If you speak to a rep, there is a chance someone will say "Hey, maybe you should order this also".

As for shipping and handling, I usually try not to order just 1 or 2 items. I'll order several of something if I think I will use them. Else I'll find something else to order to lower the per item shipping costs


----------



## Nickp (Dec 4, 2012)

Dmeadows said:


> Nick, That's good advice for dealing with _*anyone*_, not just Grizzly. To be fair, they sent you exactly what you ordered! Anyone else would of done the same thing, especially if ordered online.
> 
> If you speak to a rep, there is a chance someone will say "Hey, maybe you should order this also".
> 
> As for shipping and handling, I usually try not to order just 1 or 2 items. I'll order several of something if I think I will use them. Else I'll find something else to order to lower the per item shipping costs


Thank you, Duane...points noted.

I'm guessing my lack of experience in woodworking and good experiences with other orders left me somewhat naive which led to my surprise. Certainly the additional $7 didn't upset me so much as having to wait before setting up the dust collector. Fortunately, the Thein I had set up for my shop vac saved the weekend and so I was able to make some sawdust anyway  

I made a bunch of equipment adapters in preparation so I will be able to play with the planer, table saw, bandsaw, and yes, even my circular, radial and miter saws. No project...just making sawdust to try out the Grizzly separator. It'll get rid of the junk wood...if there is such a thing 

Thanks again for your advice...

Nick


----------



## Nickp (Dec 4, 2012)

*Update ****



Nickp said:


> Happy New Year ...
> 
> So I ordered 4 in hose (two 10' lengths - D4206) and separator (W1049) from GRIZZLY.COM and was pleased to receive it so quickly. When I checked the separator description it reported what was not included but it did not say anything about needing adapters for the hose to fit the separator. Now I need to order the adapters and hence additional shipping charges ($8 for $6 worth of parts!).
> 
> ...


Well...whatayaknow...I received the adapters which were researched by the last person I spoke to (the D4261's) and they are even more loose than the ones I had ordered...So I called the Grizzly 800 number a few minutes ago and immediately the operator advises me that the D4261's are not the right ones. Imagine my surprise that this operator knew IMMEDIATELY the 4261's are not right. The other operator must have been in that well-known city in Eqypt...
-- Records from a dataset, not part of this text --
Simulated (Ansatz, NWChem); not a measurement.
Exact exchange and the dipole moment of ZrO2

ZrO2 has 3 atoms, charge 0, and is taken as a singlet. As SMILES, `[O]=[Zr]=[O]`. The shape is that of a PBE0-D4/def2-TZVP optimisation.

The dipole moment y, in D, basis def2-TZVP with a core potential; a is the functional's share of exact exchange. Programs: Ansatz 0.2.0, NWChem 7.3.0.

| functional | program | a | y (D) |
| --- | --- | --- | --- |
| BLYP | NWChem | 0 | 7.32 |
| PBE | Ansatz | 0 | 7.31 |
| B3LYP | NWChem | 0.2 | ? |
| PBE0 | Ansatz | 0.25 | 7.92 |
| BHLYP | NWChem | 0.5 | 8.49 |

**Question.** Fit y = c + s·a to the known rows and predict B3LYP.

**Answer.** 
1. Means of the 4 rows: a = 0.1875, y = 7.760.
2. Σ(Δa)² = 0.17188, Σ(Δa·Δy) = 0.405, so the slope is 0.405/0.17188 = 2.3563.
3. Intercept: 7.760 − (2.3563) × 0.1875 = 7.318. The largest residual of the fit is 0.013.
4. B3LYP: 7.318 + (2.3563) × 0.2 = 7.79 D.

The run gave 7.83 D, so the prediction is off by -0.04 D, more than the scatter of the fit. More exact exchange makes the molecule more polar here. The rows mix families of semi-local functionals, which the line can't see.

However...she did give me a complete refund, including the shipping charges so that was some consolation...and it won't cost me to return the parts...another consolation. 

Now I know this may sound like sour grapes on my part but it is obvious that Grizzly and I have "irreconcilable differences due to chemistry or other metaphysical discrepancies at the molecular level" so I'm filing for divorce and will be seeking a local mistress... 

During the previous set of postings about this subject several suggestions were made including making my own, pushing the hose directly into the separator and a whole bunch of other suggestions...as well as I probably helped in the screw-up and that I/we should be careful with anybody, not just Grizzly...I am grateful for all who responded and in consideration of that courtesy and honesty I decided to update you on the latest goings-on.

Thanks again...I feel better now...I'm gonna make my own...PHEW...


----------